EVERYONE HAS A STORY - Week One
Updated: Apr 20
WEEK ONE – February 29th – March 6th
The universe has thrown us a curve ball, and all of us have a story, unique in circumstances, hardships, health issues and mental challenges. This is my story, one week at a time, and how I have come to appreciate the term, “We are not in charge.” Not that we ever were, but when I committed to accompanying my niece and family to Hawaii to help them relocate jobs from the East Coast, I convinced myself to remove all expectations from this adventure, appreciate the surprises that were in store, and let the universe dictate my future…and that it has! Even though I admit that I was a little nervous about leaving home for almost two months, what has transpired was definitely not on my radar. Not even close.
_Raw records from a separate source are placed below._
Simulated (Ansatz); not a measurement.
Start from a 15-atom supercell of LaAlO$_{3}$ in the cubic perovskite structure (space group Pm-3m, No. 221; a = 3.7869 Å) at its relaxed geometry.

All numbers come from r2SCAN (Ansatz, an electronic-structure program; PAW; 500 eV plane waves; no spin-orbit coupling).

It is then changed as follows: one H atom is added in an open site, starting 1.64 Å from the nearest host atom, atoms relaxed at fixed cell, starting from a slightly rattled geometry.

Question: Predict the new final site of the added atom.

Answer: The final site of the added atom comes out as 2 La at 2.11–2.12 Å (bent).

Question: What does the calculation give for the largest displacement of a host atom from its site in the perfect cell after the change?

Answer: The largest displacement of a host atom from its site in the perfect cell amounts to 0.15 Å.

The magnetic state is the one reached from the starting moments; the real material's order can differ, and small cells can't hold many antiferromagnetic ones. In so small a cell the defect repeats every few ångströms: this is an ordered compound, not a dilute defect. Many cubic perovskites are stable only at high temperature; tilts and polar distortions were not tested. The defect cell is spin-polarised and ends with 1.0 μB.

My friends urged me to buy a bathing suit. Even though I lived beach-close in California and hadn’t worn a bathing suit in decades, they insisted I would not want to miss the crystal clear water and opportunity to swim in the warm waters of Hawaii. I was a tourist, no one would know me and no one would care. I was never comfortable in a bathing suit or sunbathing, not in my teens, twenties, thirties, forties, fifties, definitely not my sixties, and since joining the Seventie’s club this was a prospect I couldn’t even consider. But then I came to the conclusion that no one cared but me, and I needed to latch on to opportunities that awaited. I bought a bathing suit, and was actually looking forward to spending a couple lazy hours every day, on white sandy beaches, perhaps where I would be inspired to start my third novel.
I gave a lot of thought to important documents, my book of passwords, setting up auto-pay features on all my monthly bills. I even learned how to use the hand-me-down iPad, just in case I didn’t have access to a desktop. My niece didn’t have one, but the libraries would give me the access I needed for the short period of time I would be gone. I pondered whether or not I should throw in my favorite framed photo of my two kids and myself, both adults, or leave it behind on the entry table. Just in case I was needed longer than anticipated, I wanted to have the comfort of of looking at their faces when I woke up every day, even though I would only be gone for seven weeks. I wasn’t leaving the state for good, I reasoned, but I was barely able to close my suitcase. I left the photo behind.
Landing, February 29,2020. At 38,000 feet, I decided to create a pictorial essay of my visit. We had coordinated everything in great detail, starting last Fall with plane reservations, the sale of their home in Virginia, a purchase of a new home in Oahu, the arrival of their German Shepherd on the same flight, and our landing times that would coincide within an hour of one another. I took two months off from my day job as a realtor, hung my license as referral status with my broker, and paid my income taxes before I left, one less thing to worry about being so far from home. We flew from two opposite coasts, but managed to meet at baggage claim fifteen minutes apart. The first leg of our journey, complete and successful. I told myself that any doubts I had of this trip not being the experience of a lifetime, was unfounded and silly.
We arrived at temporary housing on Ko Olina, home to the Disney Aulani Resort and three other top hotels. Tourists were criss-crossing streets, coffee shops had long lines, and the lagoons were a magical destination even if you weren’t a guest in one of these pricey tourist establishments. We used the first few days to grocery shop, find the best local places to eat, and fine-tuned a schedule that would work for all of us. We made reservations for a luau at the Polynesian Center in Honolulu, picked out a few state parks where we could all appreciate mother nature on the weekends, including the dog. We picked a date the following week to have dinner at the Four Seasons, not only for the superb dining experience, but for the beautiful Hawaiian sunset that graces every travel magazine around the world. It was all coming together, and I was getting excited.
My great-niece was enrolled in kindergarten to finish out the final two months of the school year. I picked her up daily from school while her parents worked long hours in their new positions. We strolled the lagoons, prepared dinner, took the dog for walks and found our new normal. We spent afternoons at the community pool, made home-made play dough, and completed homework assignments so she could spend quality time with her parents when they came home. After dinner, we all took a long walk to appreciate the trade winds and lush landscape. We were all settling in and adapting. Life, we were all sure, would settle down in no time.
And that was the end of the first week. I will write every few days to get caught up the present, and weekly thereafter. I would also like to add my post script that I call the “Upside.” There is always something to be grateful for.
UPSIDE – WEEK 1
No matter what my misgivings were before I left, I’m in Hawaii for the first time!
I can still fit into my capris that I bought five years ago
I am in the company of people who love me
THIS IS MY STORY. WHAT IS YOURS?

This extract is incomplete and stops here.